## Continuous function differentiable everywhere other than zero, differentiable at zero

Let $f:\mathbb{R}\longrightarrow\mathbb{R}$ be a continuous function and differentiable everywhere $x\neq0$. Further, let $\displaystyle\lim_{x\to0}f'(x)=L$. Show that $f'(0)$ exists and equals $L$.

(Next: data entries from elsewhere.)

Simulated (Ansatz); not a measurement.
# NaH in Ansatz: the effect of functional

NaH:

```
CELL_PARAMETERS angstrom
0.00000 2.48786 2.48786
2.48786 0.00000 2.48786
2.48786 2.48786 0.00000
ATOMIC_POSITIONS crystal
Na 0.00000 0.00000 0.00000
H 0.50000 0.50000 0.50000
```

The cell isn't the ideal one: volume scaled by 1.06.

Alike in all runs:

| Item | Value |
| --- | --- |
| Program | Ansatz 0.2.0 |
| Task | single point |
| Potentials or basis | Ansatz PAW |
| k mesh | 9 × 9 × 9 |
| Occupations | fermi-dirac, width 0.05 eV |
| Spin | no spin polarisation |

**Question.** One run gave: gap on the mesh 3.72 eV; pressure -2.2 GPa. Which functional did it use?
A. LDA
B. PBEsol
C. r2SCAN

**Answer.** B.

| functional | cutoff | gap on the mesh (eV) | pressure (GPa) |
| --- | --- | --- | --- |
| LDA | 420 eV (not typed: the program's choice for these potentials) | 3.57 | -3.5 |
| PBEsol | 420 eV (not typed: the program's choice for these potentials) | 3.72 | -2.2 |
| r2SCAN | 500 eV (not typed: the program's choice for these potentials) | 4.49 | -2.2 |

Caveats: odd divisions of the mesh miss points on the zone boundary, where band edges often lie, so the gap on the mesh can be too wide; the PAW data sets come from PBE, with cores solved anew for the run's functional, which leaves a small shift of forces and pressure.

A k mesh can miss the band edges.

So here's what I've done thus far:

First note that since $f$ is continuous on all of $\mathbb{R}$, that $f(0)$ exists in the very least. Now, the limit statement translates into the following: given any $\epsilon>0$ there exists a $\delta>0$ such that:

$|x-0|<\delta\Rightarrow|f'(x)-L|<\epsilon$

However, by the mean value theorem, we get the following estimate:

$f(x)-f(0)=f'(\theta)(x-0)$

For some $\theta$. Then we get the following results:

$|f'(x)-L|<\epsilon$
$\Rightarrow|\frac{f(x)-f(0)}{x-0}-L|<\epsilon$
$\Rightarrow|f(x)-f(0)-L(x-0)|<\epsilon(x-0)$
$\Rightarrow|f'(\theta)(x-0)-L(x-0)|<\epsilon(x-0)$
$\Rightarrow|f'(\theta)-L|<\epsilon$

So I'm up to the point of having to produce a $\delta$ that works, but I don't see where it's coming from at all. Can someone point me in the right direction?

By the way, if anyone here has any general tips and tricks as to how to produce the appropriate $\delta$ in these type proofs, I'd love to hear them. It just seems like they come out of thin air a lot of times!